Light rail could be fast-tracked in Wellington following the new Transport Minister's remarks that new scenarios to fix the city's growing congestion problem "lack ambition".
Let's Get Wellington Moving (LGWM) released four transport proposals for consultation last week, which include significant tunnelling and road work.
It has been a long time coming for the capital after the controversial Basin Reserve Flyover was finally quashed by the High Court in 2015.
The most expensive of the latest scenarios could cost as much as $2.3 billion and 10 or more years to complete.
It includes duplicating The Terrace and Mt Victoria tunnels, sending the Inner City Bypass underground and an additional southbound lane on State Highway 1 between Aotea and Ngauranga.
Three of the four proposals include bridging or tunnelling at the Basin Reserve.
Save The Basin Campaign spokesman Tim Jones said aspects of the proposals "feel like a slap in the face of the new Government".
Transport Minister Phil Twyford said the proposals lack ambition.
"We have a Government that is committed to building up the role of public transport, to investing in modern rapid transit in our cities to make them work better."
Twyford said he wanted to work with Wellington to develop an inspiring transport plan to make the city more liveable.

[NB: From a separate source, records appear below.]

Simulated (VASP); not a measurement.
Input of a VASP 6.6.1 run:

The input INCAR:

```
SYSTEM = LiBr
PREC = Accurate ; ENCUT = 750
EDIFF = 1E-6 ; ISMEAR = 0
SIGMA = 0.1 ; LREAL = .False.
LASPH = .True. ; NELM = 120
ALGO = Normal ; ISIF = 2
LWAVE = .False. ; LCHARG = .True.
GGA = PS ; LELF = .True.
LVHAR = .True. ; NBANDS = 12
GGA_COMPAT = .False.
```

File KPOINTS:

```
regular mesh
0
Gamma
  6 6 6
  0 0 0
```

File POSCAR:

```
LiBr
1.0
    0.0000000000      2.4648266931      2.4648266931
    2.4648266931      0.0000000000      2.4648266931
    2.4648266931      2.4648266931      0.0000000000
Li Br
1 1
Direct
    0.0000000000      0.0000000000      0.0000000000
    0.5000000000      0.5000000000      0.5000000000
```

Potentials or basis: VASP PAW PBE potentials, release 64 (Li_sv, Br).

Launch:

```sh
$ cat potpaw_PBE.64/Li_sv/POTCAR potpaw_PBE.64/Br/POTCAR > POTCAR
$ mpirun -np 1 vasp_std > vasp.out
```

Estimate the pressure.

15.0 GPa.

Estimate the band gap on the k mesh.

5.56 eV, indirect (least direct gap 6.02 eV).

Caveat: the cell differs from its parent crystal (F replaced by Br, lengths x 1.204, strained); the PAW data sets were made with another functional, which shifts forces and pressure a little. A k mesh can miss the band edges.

LGWM consultation documents said demand to justify mass transit was about ten years away and the short-term priority was improving the path for buses.
Three of the four proposals included building a pathway for an enhanced bus mass transit system - but up to $500 million more would be needed for light rail.
Wellington mayor Justin Lester and Greater Wellington Regional Council chair Chris Laidlaw have met with the Transport Minister over the proposals.
Lester said he shared Twyford's ambition for the city.
"I completely agree with him, we want to be bold, we don't want to nickel-and-dime, we want to get the best once-in-a-generation outcome for Wellington."
Lester said there was an opportunity to improve the proposals, including potential to bring forward the timeline for light rail.
"We have a narrow city, we've got to focus on a narrow spine and what corridor is best for getting around the city and mass transit plays a big role in that. We need a balanced approach, we can't just have one component to the transport system.
"If we've got the opportunity to bring mass transit, light rail or another form forward in time, then I'm wholly supportive of that."
Laidlaw said he was on the same page as the Transport Minister.
"I'm very keen to be more ambitious, we want to see public transport upfront, we want to see a mass transit corridor, we want to see decisions about the mass transit options."
He said the project might look road focused on the face of it but the work was necessary to free up space for public transport.
"It's actually changing the morphology of the roads so that you can open up your corridor, you can't have mass transit without tinkering with your roads."
"This question of never never land for light rail is not an issue, we might be able to start on light rail, if it's the best option, very shortly."
Laidlaw said the message he took away from his meeting with Twyford and Lester was to "get on with it".
Wellington Regional Economic Development Agency interim chief executive Derek Fry said he was still forming a view on the transport plans.
He said one thing was clear- the new government has a different approach.
"They are not looking for naked economics, they're looking for a much more whole of life experience so that transport is about growth, it's about wellbeing it's about the future ...
"It's just not about a piece of tarseal that runs through, or the Basin Reserve's not just an obstacle to get through."